With its default settings, PowerGREP does a very good job of automatically handling all Unicode text files. When you have files in a variety of legacy encodings that cannot be auto-detected, you can use a text encoding configuration to make sure PowerGREP always shows you the correct text. PowerGREP is also very flexible at handling files that contain bytes that aren’t strictly valid for their encoding. Even when searching and replacing through such files, PowerGREP preserves any invalid bytes in the files.
But many other applications aren’t as flexible. Many scripting languages, for example, simply let your scripts crash when they read a file as UTF-8 and the file contains even one byte that is not part of a valid UTF-8 sequence. This example shows how you can disable PowerGREP’s smart handling of text file encodings and instead look at the raw bytes in UTF-8 files. Then you can search for bytes that aren’t valid UTF-8 sequences.
After running this example, the Results panel will show you all the bytes that PowerGREP found that aren’t part of valid UTF-8 sequences. This allows you to manually fix those files, or determine the cause of these files not being valid UTF-8.

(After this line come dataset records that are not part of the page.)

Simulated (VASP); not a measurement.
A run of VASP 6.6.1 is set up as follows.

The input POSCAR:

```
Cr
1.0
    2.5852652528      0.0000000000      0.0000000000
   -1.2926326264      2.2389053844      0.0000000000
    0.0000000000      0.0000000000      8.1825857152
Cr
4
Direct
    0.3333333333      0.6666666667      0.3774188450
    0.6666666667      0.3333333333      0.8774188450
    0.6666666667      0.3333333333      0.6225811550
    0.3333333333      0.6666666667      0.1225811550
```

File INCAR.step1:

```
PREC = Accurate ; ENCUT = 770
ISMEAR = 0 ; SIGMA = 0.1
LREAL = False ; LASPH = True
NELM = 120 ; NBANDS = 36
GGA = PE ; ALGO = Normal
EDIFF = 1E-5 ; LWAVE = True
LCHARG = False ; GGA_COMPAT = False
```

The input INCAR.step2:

If you just want to get a list of files that aren’t valid UTF-8 without seeing the individual bytes, load the action “Encodings: Find files with bytes that are not part of valid UTF-8 sequences” from the library instead. This action uses the “list files” rather than the “search” action type. This is faster as PowerGREP will continue with the next file as soon as one invalid byte is found.
If you want to remove the offending bytes, load the action “Encodings: Delete bytes that are not part of valid UTF-8 sequences” from the library. This uses the “search and delete” action type to delete all bytes matched by the regular expression.